Vincent Danen grabbed a keyboard and wrote:
> On Wed Jul 23, 2003 at 12:21:27PM -0700, David Guntner wrote:
>
> > (Again, this is in the hopes that someone from Mandrake is still reading
> > this list)
> >
> > Well, at least partially. :-)
> >
> > In addition to the other error I reported regarding the new kernel (2.4.21-
> > 0.24mdk) causing all files to be written as world writable, I noticed
> > something else in my system processes. My morning E-Mail from my nightly
> > cron jobs reported:
> >
> > /etc/cron.daily/msec: line 66: printf: `m': invalid format character
> > /etc/cron.daily/msec: line 66: printf: `@': invalid format character
> > /etc/cron.daily/msec: line 66: printf: `@': invalid format character
> > /etc/cron.daily/msec: line 66: printf: `m': invalid format character
> >
> > Nothing has been changed in that file. This only showed up with the new
> > kernel in place. Please go over the new kernel and release a bugfix for
> > these two problems. Thanks!
>
> Ummm... let's be a little logical here.
>
> Why would you blame the kernel for something in msec? The kernel touches
> /boot and /lib/modules... why would it have anything to do with msec?
>
> Did you look at line 66 of that file? What does it say?
RPM_VA_CONFIG_DIFF="/var/log/security/rpm-va-config.diff"
Same as always.
> The previous issue could potentially be attributed to the kernel, but I
> highly doubt it. This one I think attributing to the kernel is pretty
> far-fetched.
It might very well be. All I know is that the ONLY thing that I changed in
my system last night was to install the new kernel. This morning, I get a
notice about TONS of files (which get created all the time (news, mail,
etc.) being world writable when they never used to be, and the /boot initrd
image being world-writable now sure makes it look like that's the culprit.
And then I get the other error message that I listed above.

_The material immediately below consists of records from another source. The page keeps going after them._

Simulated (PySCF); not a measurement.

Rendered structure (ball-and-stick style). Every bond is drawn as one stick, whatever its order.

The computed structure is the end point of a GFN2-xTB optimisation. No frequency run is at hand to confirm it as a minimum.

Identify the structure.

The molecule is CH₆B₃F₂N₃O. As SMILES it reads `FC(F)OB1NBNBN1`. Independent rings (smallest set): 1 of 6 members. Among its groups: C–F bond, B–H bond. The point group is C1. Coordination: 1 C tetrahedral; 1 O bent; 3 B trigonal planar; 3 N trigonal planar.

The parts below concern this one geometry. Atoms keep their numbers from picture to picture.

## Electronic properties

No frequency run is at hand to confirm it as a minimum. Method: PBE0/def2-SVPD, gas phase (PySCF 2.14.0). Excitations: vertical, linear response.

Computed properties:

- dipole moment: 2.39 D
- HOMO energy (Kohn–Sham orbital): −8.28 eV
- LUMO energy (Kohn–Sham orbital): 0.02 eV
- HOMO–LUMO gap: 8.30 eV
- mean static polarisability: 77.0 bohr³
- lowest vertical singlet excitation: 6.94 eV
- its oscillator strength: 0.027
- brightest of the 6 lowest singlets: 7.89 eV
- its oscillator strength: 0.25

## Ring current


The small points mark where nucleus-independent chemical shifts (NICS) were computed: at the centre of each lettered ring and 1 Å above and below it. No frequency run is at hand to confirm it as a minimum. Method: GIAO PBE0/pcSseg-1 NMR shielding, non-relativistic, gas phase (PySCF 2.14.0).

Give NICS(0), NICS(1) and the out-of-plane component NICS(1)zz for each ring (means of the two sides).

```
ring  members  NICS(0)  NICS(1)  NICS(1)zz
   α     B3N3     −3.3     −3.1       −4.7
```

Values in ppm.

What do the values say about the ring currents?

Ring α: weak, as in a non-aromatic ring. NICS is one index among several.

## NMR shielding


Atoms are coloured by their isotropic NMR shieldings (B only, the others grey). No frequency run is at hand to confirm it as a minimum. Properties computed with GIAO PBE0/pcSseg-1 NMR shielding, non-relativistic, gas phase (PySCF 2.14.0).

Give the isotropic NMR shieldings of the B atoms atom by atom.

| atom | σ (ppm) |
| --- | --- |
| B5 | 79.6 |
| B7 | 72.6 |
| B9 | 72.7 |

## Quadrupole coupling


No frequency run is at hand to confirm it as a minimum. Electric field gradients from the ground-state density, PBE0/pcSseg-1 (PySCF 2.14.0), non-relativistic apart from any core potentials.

Now, I'm not into blindly blaming a kernel update for all my woes. :-)
However, I *am* pretty good at putting 2 and 2 together. When the ONLY
thing that changes is the kernel, and then weird things start to happen, I
don't think it's unreasonable to suspect that the kernel update *might* be
what's causing that sudden weirdness.
Either way, I appreciate you guys looking into this.